If one looks up the word “soccer” in a dictionary, it gives the following definition: a football game in which two teams consisting of 11 players trying to head or kick a ball into the opponents’ goal. Being the most played sport in the world, its fans are notoriously enthusiastic, even causing riots; however, the United States has yet to catch up to the rest of the world’s passion for soccer, or “football,” as it is called elsewhere.
Soccer’s popularity has risen dramatically amongst the youth in the US with almost all American high schools now having soccer teams, not to mention the various rotary and club leagues available for future soccer stars to hone their skills and talents.
Another reason for soccer’s lukewarm reception in the United States is that it’s a very low-scoring game; it simply does not yield the huge scores of 110-98 that an NBA game may. Two goals–or scores–may not be enough to keep the American publics attention, which is often more geared toward instant gratification. Hockey may also be a lower scoring game, but its brutality often serves up enough excitement for fans.
Soccer has a time clock that continually ticks away regardless of what is happening on the field. Each half may be increased somewhat by what is known as “stoppage time” to allow for play missed because of an injury or a red or yellow card situation; however, stoppage time is kept to a minimum. Conversely, football and basketball stop the clock for timeouts, injuries, and foul situations. Baseball has natural breaks with the changing of innings. Soccer is played in two 45-minute halves with approximately a 15-minute break in between, which unfortunately does not allow time for marketing, those great Super Bowl commercials, and huge half-time extravaganzas.
Further, soccer often allows the score to end in a tie, which is unfathomable by American standards. Most Americans desire games that result with a clear winner and loser. Hence, the need for overtime and extra innings. Americans want closure.
Perhaps soccer’s lack of popularity in America is due to our not having thought of it in the first place, like the all-American top three: American football, basketball and baseball. As a sport, soccer does not have its origins or history here, and, hence, Americans are not the great standouts in it.
Additionally, soccer has more rules than one might think; most of which are not clearly understood by the American public. There is only one referee in soccer and two side refs–most often called “line judges.” Much of soccer’s nuances are wasted on Americans who are use to being able to have physical contact with the ball.
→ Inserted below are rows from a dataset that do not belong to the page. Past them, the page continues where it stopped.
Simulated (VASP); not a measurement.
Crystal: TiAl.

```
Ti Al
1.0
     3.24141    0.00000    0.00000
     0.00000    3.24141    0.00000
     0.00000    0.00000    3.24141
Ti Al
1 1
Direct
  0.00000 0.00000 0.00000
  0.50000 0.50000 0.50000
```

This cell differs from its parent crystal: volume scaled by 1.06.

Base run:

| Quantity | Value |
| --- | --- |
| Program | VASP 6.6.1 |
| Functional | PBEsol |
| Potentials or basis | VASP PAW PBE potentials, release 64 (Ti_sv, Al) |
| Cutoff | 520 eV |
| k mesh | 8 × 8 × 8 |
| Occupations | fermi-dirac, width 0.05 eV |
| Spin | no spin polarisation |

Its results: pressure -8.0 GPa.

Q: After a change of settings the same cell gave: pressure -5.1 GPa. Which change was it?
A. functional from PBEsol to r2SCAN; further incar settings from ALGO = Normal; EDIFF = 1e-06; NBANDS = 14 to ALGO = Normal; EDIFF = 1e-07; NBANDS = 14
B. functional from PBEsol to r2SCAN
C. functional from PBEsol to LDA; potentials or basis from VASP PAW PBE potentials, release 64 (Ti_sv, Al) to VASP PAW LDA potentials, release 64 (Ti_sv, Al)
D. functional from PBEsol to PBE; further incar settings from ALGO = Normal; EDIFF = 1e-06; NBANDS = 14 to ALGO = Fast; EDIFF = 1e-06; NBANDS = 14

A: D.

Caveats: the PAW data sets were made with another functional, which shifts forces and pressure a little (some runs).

As Americans, we are great at running, hitting, and catching the ball, but to run down field, keeping the ball in play by dribbling it only with the feet seems foreign and is by no means our forte.
Another factor making soccer less attractive to Americans, or in some way less understood, is the whole riot thing. We Americans see rioting as an act reserved for overthrowing government or as a response of extreme defiance in the fact of injustice. We don’t understand it as a response to a sporting event. To many Americans it may even seem staged and not feel real or frightening, but more like something done as a routine response, an expected show put on by the spectators and sports fanatics.
The main reason soccer remains unpopular in the United States is its inability to generate money. The NFL is a billion-dollar industry, and money is more American than apple pie will ever be. Soccer’s lack of revenue will keep it from being popular at the professional level because sponsors and marketing potential are what professional sports are built on in the US. Soccer’s setup does not lend itself to capitalism–having only one ball and not much equipment needed by participants. Americans ask, “Where’s the acquirement, marketshare or revenue?”
Until industries and corporations can make soccer into a moneymaker as it has done with football and other sports, soccer really doesn’t have a chance. Its popularity shall never threaten the NFL or the NBA.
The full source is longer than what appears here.